Anniversary of the Dedication of the Abbey Church - 20th June 2025
I love this feast, the physicality of it, the celebration of the space within which we pray and worship day after day. We worship a transcendent God who is not confined in space and yet as human beings we need special places. Our churches are places we build to guard a space within which we can more readily sense the presence of God, and our community as one dedicated to an enclosed life has a particular call to guard the silence that enables a deeper experience of God. That silence clings to our church and to this whole site, a tangible silence that touches so many people when they step inside the gate.
Human beings have throughout history responded to particular places where spiritual energies seem to be focussed, whether it is experienced as the presence of God or of the elemental spirits of a place. I am very drawn to the story of Jacob’s dream that we read at Lauds, especially the words that we also use as the first antiphon: “Surely the Lord is in this place. This is none other than the house of God, and this is the gate of heaven.” I find they are words that I echo when I enter our church, and many who visit this place have similar reactions. “Surely the Lord is in this place.”
The architecture of the church gathers and focusses God’s energies into a bowl of light in which we are immersed. The new glazing has gifted us the wonderful ladders of light that shift with the seasons and time of day, reminding us of our connection with natural rhythms of light and dark. Now with electric light we can so easily have bright light whenever we want and we forget our dependence on the web of life beyond our human concerns. Our modern, 24/7 way of life constantly draws us into an attitude of faster, more, must have it now and takes us away from the silent waiting on God that needs to be our foundation.
It is hard to detach ourselves from the demands of the culture around us, at the very least because we have to respond to the bureaucratic requirements of government and others – because I hold legal responsibilities here I have yet again had to jump through various hoops to prove to the government that I exist, and I know some other sisters are going to have to do this too… it gets harder and harder when we are living a counter cultural life without smart phones, personal money and credit cards. Not all of us have such legal responsibilities but all of us need to be aware of when we are getting needlessly caught up in the fast pace of life outside community. ‘Internet speed’ I call it.
Returning to the church eight times per day to pray repeatedly draws us back to what really matters, our relationship with God. It puts everything else in perspective, forces us to slow down and find our true centre. In economic terms it is a complete waste of time but without being in touch with that centre life loses its meaning. Of course there are times when we are totally distracted from the office, it’s certainly true for me, but it is a good discipline to keep letting go the extraneous thoughts and come back to what we are doing. That discipline is one that carries over into the rest of life and I hope makes us more able to keep a steady, centred rhythm whatever the demands being placed on us.

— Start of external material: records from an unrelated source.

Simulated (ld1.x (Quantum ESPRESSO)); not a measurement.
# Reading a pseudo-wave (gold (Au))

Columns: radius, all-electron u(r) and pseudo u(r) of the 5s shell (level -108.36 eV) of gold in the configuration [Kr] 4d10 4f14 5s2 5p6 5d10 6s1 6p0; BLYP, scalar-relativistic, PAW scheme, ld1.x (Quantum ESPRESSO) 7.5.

We must nurture the silence of the church, the silence of our enclosure and the silence of our own hearts. It needs to be a silence centred in the loving presence of God deep within our hearts, not a sullen or inward-looking silence but a receptive, attentive silence. It’s a silence from within which we look out on the world, ready to set aside our own agendas and respond with love to what we hear or see. It’s a ‘happy silence’ as my young nephew once described it.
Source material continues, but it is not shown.